The shots to his leg and back most likely would have knocked him down, but probably would not have killed him. The shot to his head killed him instantly. So either all three shots hit Pablo roughly simultaneously or the killing shot was administered after Pablo was down. The exact placement of a round in the right ear of a running man from a distance demonstrates either extraordinary marksmanship or luck—a similar amazing shot felled Limón, who died of a bullet wound to the center of his forehead. It is more likely, given the placement of these death wounds, that both men were shot in the head after they fell.
Colonel Martinez has pointed out that a shot fired from within three feet would have left telltale gunpowder marks on Pablo's skin, which are not evident in autopsy photographs. But a shot fired from three to four feet away is consistent with a shooter administering a coup de grâce while standing over a downed man. One telltale sign of a shot fired from such close range would be a spray of blood. Hours after the shooting, DEA agent Steve Murphy recalled a member of the Search Bloc offering to sell his shirt and pants for $200 as souvenirs because both had been sprayed with Pablo's blood.

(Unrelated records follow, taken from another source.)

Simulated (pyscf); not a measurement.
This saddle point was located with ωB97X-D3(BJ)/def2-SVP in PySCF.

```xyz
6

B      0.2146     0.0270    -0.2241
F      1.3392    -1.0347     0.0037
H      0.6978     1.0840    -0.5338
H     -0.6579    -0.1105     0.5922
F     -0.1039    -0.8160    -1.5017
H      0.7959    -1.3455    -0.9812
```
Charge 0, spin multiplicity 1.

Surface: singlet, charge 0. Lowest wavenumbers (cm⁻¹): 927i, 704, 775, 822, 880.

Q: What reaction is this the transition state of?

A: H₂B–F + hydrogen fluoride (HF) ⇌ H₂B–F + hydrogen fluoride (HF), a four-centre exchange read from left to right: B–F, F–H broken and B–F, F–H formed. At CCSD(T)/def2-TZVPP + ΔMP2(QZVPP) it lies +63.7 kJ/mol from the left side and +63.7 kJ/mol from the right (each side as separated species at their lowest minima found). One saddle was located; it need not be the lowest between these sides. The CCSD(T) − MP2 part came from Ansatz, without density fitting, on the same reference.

Killing Pablo had been the goal of the mission from the beginning. No one wanted to see him taken prisoner again. Seven years after the shooting, Colonel Oscar Naranjo, who was chief of intelligence for the Policía Nacional de Colombia at the time, said that Pablo was executed at close range after he went down.
"You have to understand, the anxiety of that team was so high," he said. "Escobar was like a trophy at the end of a long hunt. For him to have been taken alive…no one wanted to attend that disaster."
As for Pablo exiting with two guns blazing, photos of the death scene on the rooftop do show two weapons near the body. But his pursuers acknowledge altering the crime scene in at least one significant way: they carefully shaved off the corners of their victim's whiskers to give him that peculiar Hitler-style mustache that would be featured in all the news reports of his death. It was one final indignity for the man who had embarrassed them for so long.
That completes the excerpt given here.